As you’re already aware, earning a pilot certificate is a fun and rewarding experience that will provide you with a lifetime of thrills and excitement. But it’s also a license to learn and requires a system of continuing education and proficiency.
First, a word of caution – while your flying fundamentals will no doubt be sharp when you earn your ticket, the majority of your training and checkride preparation was likely spent close to home. This isn’t a bad thing, but there is still a wealth of knowledge and skill to be gained during the flying that will come beyond the certificate. Aeronautical decision making and judgment is a constant “work-in-process.” It’s quite likely that not a lot of experience has been gained at this point in flying cross-country, managing weather, planning for alternates, communicating with ATC or dealing with equipment malfunctions. In other words, you’ll need to commit time to determining what your personal limitations will look like as a newly-certificated pilot.
Here is my advice for maintaining proficiency, gaining experience and managing personal minimums.
1) Fly – Yes, it sounds too basic to believe and you may even want to laugh, but you’d be surprised at the number of new pilots that do little or no flying after the certificate. The reasons are numerous, but one that I’ve heard is that there’s no longer a commitment to come to the airport to meet the instructor for a lesson. Seriously? The certificate is a gateway…an open door to freedom and adventure. Share that experience with friends or family and take a leisurely flight. Make the commitment to fly.

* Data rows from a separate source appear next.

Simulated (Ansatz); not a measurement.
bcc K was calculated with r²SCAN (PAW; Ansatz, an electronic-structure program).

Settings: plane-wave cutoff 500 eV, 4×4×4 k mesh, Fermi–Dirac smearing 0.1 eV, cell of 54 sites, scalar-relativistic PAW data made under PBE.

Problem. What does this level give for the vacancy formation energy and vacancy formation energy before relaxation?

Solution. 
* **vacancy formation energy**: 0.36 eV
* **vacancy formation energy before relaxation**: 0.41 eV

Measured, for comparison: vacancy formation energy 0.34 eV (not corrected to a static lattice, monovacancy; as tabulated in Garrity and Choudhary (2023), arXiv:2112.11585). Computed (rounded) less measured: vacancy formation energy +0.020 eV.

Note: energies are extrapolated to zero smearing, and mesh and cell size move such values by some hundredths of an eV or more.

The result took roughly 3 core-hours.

2) Master the avionics – Regardless of your panel’s complexity, there is technology to be mastered. Achieving the level of proficiency where control inputs become instinctive, while already task saturated, can literally save the day. Like anything, this is knowledge that will degrade over time, so study your manuals and take advantage of simulator programs and training videos. As a start, you’ll want to be thoroughly familiar with your aircraft’s autopilot and GPS.
3) Checklists & flows – Use a checklist AND flight deck flow for all of your procedures. Aviation happens to be at the forefront when it comes to checklist usage. The safest operations I’m familiar with typically use multiple checklist styles and layers for added safety that will evolve with time and experience.
In a to-do system, you would methodically read through each item on the checklist and then perform the necessary task as you come to the item. As you become more familiar with an aircraft, you should consider and develop “flows” – an organized and consistent pattern of moving around the flight deck to accomplish items required of the upcoming checklist.
Undoubtedly you’ve learned or developed a mental checklist or if not, you likely will at some point. There’s the famous “GUMPS” as a before landing (G – gas, U – undercarriage, M – mixture, P – prop, S – seatbelt & switches) and “CIGAR” as a before takeoff. The mental checklist will serve as another valuable layer of redundancy and perhaps even a lifesaver in a critical situation with little or not time to consult a written list.
4) Thorough Pre-Flight/Post-Flight Procedures Review
A safe flight starts with a thorough preflight to minimize the chance of any surprises. Get in the habit of reviewing weather, routes, performance, terrain, and contingency plans. This review should also include available airports along your route.
Also carefully study airport layouts and taxiway diagrams for your airports of intended use. e particularly aware of any traps or hot spots. And again, plan for alternate airports even in good weather – this exercise will keep you sharp if a diversion is ever necessary for weather, a malfunction or even a bathroom break.
Don’t miss the valuable post-flight opportunity. The time to discover items requiring attention on the aircraft is after a flight so issues can be addressed ahead of your next flight.
5) Meaningful Flight Reviews – A flight review doesn’t just need to be accomplished when the regulations say so. A flight review can happen anytime and you should voluntarily participate in meaningful proficiency training. Venture outside your comfort zone with an instructor in the interest of your personal development.
6) Maintain the personal minimums discipline – Finally, regardless of your adherence to a proficiency program, the discipline is ultimately adhering to those personal minimums. Personal minimums are just that – personal. It’s not something you can read in a book. Stay within your comfort zone, continuously question your guidelines and remember, an occasional feeling of trepidation is healthy.